Find the general solution to the differential equation '' (x^2 + 3x - 1) dy/dx = (2x + 3)y ''

Now although this might seem like quite a complex question at first, it's a little less intimidating when we take a while to look at it- you might notice that we can seperate x and y terms like so:
1/y dy = (2x + 3)/(x^2 + 3x - 1) dx
You're not expected to notice this immediately, but you should eventually get used to seeing when we can rearrange the equation like this, as now we can integrate both sides, the left with respect to y, and the right with respect to x. See, the top of the fraction of the right hand side is the derivative of the bottom- which means the whole thing integrates to log(the bottom of the fraction). You should learn to spot this, it's a useful trick and the examiners tend to like putting it into the papers to catch you off guard.
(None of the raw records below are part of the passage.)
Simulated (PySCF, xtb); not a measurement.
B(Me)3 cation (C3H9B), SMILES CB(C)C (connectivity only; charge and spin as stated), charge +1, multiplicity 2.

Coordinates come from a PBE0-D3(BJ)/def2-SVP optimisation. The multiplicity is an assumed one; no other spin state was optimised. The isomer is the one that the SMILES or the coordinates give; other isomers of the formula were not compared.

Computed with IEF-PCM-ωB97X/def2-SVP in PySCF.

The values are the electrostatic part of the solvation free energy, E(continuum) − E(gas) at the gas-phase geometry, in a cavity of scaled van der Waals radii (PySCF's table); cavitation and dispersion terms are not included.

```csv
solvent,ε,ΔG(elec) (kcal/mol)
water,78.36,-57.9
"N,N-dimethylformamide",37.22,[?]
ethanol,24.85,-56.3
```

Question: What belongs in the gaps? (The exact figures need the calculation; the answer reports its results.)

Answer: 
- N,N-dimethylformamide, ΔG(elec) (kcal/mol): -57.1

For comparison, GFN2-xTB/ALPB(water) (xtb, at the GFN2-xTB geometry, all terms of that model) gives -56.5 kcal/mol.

We now have: '' log y = log ( x^2 + 3x - 1 ) + C '' The constant is important
Put both sides to the power of e to remove the logs:
y = ( e^C )( e^log[x^2 + 3x -1] ) y= A(x^2 + 3x - 1) And we have our general solution! Notice how we've relabeled the constant e^C as ''A''- it makes the equation a lot simpler and is generally allowed, as it is mathematically correct and lets us see how the solution works a little more clearly.